Developing high performance, parallel and distributed algorithms for benchmarking a supercomputer (cluster with 27 nodes and growing) using the PAPI High Performance Computing Framework. This will serve as examples of programs I use to benchmark the supercomputer and experiment with different distributed computing paradigms. Eventually this will turn into a small library for testing clusters with HPC algorithms using these different paradigms and libraries.
The major dependencies include PAPI, Boost and MPI. For your ease, simply run the shell scripts located in the tools folder to install the needed dependencies.
For instructions on how to install MPI and set your PATH and LD_LIBRARY_PATH variables, check out this.
The source contains the following work in which I have used PAPI to track various statistics:
- Parallel Matrix Multiplication using MPI (C)
- Bitonic Sort using MPI (C++)
Simply run
make all
from the top level to build the examples and algorithms located in the src/ folder.
- After installing PAPI, run the command: papi_avail -e PAPI_TOT_INS to show the available events and hardware information for use to you.
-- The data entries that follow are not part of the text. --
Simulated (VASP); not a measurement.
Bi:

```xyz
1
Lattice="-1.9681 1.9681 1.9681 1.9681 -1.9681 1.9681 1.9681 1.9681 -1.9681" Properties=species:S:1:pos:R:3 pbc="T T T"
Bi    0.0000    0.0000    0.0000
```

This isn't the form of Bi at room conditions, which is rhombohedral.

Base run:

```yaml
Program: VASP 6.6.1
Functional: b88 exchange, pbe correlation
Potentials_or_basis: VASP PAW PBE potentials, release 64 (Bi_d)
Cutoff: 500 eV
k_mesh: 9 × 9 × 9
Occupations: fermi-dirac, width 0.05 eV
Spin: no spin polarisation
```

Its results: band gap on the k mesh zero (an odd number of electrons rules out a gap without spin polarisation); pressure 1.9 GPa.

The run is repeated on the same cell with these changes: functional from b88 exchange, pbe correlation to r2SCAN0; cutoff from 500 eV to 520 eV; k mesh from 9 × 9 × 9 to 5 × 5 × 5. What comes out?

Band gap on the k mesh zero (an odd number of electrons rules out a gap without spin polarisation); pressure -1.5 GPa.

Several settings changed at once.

Since the documentation regarding PAPI usage is not great, I have compiled some simple standalone examples for getting introduced to PAPI. For lengthier uses and actual use in source code, check out the src folder.
#include "papi_wrapper.h"
// Set up PAPI library environment
initialize_papi();
papiEvents * events;
// Can choose to choose specifically which hardware counters you want
vector<string> event_names = {
"PAPI_TOT_CYC", // Total cycles
"PAPI_TOT_INS", // Total inserts into the cache
"PAPI_L2_DCA", // L2 Data Cache Access
"PAPI_L2_DCH" // L2 Data Cache Hits
// Can add more events here...
};
events = start_events(event_names);
// Alternatively, you can just use the default event counters I choose and then use
events = start_events();
// Do some work here that you want to track statistics about.
// Stop the events and remove them from the event set.
// If you used your own list of hardware counters (let's call it event_names),
// make sure to pass in event_names.size() as the second parameter.
stop_events(events, event_names.size());
// Access the events array to get your statistics. Using the events from this example
std::cout << "Total cycles is: " << events->values[0] << std::endl;
std::cout << events->values[3] << " L2 cache misses and " << events->values[1] << " loads.\n" << std::endl;
// Shutdown PAPI environment.
shutdown_papi();
To compile your MPI C++ programs you have to use mpicxx with the same arguments as you would for g++. To run a program with N MPI processes, you would use the following command:
mpirun -np <number of processors you wish to use> <executable> [program arguments]
- By default PAPI will profile events in all domains (users space, kernel, hypervisor, etc). You can restrict the set of domains for papi event profiling by using the TAU_PAPI_DOMAIN environment variable with these values (in a colon separated list, if desired): PAPI_DOM_USER, PAPI_DOM_KERNEL, PAPI_DOM_SUPERVISOR, and PAPI_DOM_OTHER like this:
% setenv TAU_PAPI_DOMAIN PAPI_DOM_SUPERVISOR:PAPI_DOM_OTHER
- Implement a small statistics database for tracking performances over time.
- Write Bash scripts for tracking increasing sizes for the algorithms.